Tuesday, May 06, 2014

President Park's Dreams of Korean Reunification

THIS seems an odd time for South Korea’s leaders to be talking up the prospects of reunification with their country’s evil twin. The economic gap between the rich south and dirt-poor north of the peninsula grows ever wider, implying mounting reabsorption costs for South Korea. And under its latest Kim-despot, the 30-ish, callow but ruthless Kim Jong Un, the North seems as hostile as ever, threatening new nuclear and missile tests and this week conducting live-fire exercises near the disputed maritime border. In response to Barack Obama’s visit to Seoul in late April an official “Peaceful Reunification” committee thundered that the North “must settle its final scores with the US through an all-out nuclear showdown”. And misogynistic bile was spat at the South’s president, Park Geun-hye: a “dirty comfort woman for the US and despicable prostitute selling off the nation”.

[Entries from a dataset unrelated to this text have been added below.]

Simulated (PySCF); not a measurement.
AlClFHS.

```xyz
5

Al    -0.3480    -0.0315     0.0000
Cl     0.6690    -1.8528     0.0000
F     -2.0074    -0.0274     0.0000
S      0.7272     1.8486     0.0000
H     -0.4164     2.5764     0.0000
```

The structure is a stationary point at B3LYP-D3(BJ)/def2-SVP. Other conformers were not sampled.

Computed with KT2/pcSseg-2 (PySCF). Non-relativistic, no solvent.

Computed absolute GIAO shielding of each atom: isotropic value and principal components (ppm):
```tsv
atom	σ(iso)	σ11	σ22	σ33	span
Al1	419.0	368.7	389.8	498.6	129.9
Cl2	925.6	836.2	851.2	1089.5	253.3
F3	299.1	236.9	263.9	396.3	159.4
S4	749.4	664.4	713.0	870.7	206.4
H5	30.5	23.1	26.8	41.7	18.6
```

Yet Miss Park herself has been enthusing about the benefits of reunifying her country with this surly belligerent. In a press conference in January she picked “lay[ing] the foundation for unification on the Korean peninsula” as a “key task” for her government this year, and described the prospect as an economic “jackpot”. Then, in February, she announced the formation of a committee to prepare for reunification. In March she visited Germany, long watched by South Koreans as a model of national reintegration between thriving capitalists and struggling communists. In a speech in Dresden, where mass protests in 1989 helped topple the old East German regime, she set out three proposals to ease reunification: a “humanitarian” approach to issues such as reunions between millions of divided families; the building of cross-border infrastructure; and a plan to “reintegrate” the estranged peoples of the two countries through increased contact.

The North’s press dismissed this with predictable scorn, calling it the “daydream of a psychopath”. It did indeed seem fanciful for a number of reasons. The prospect that the North would countenance the proposals was negligible. The idea that reunification will bring an economic bonanza is, to put it mildly, controversial. Her colleagues can point to projections that a united Korea would by 2050 have a bigger economy than Japan or Germany. But that is to ignore the monumental short-term costs.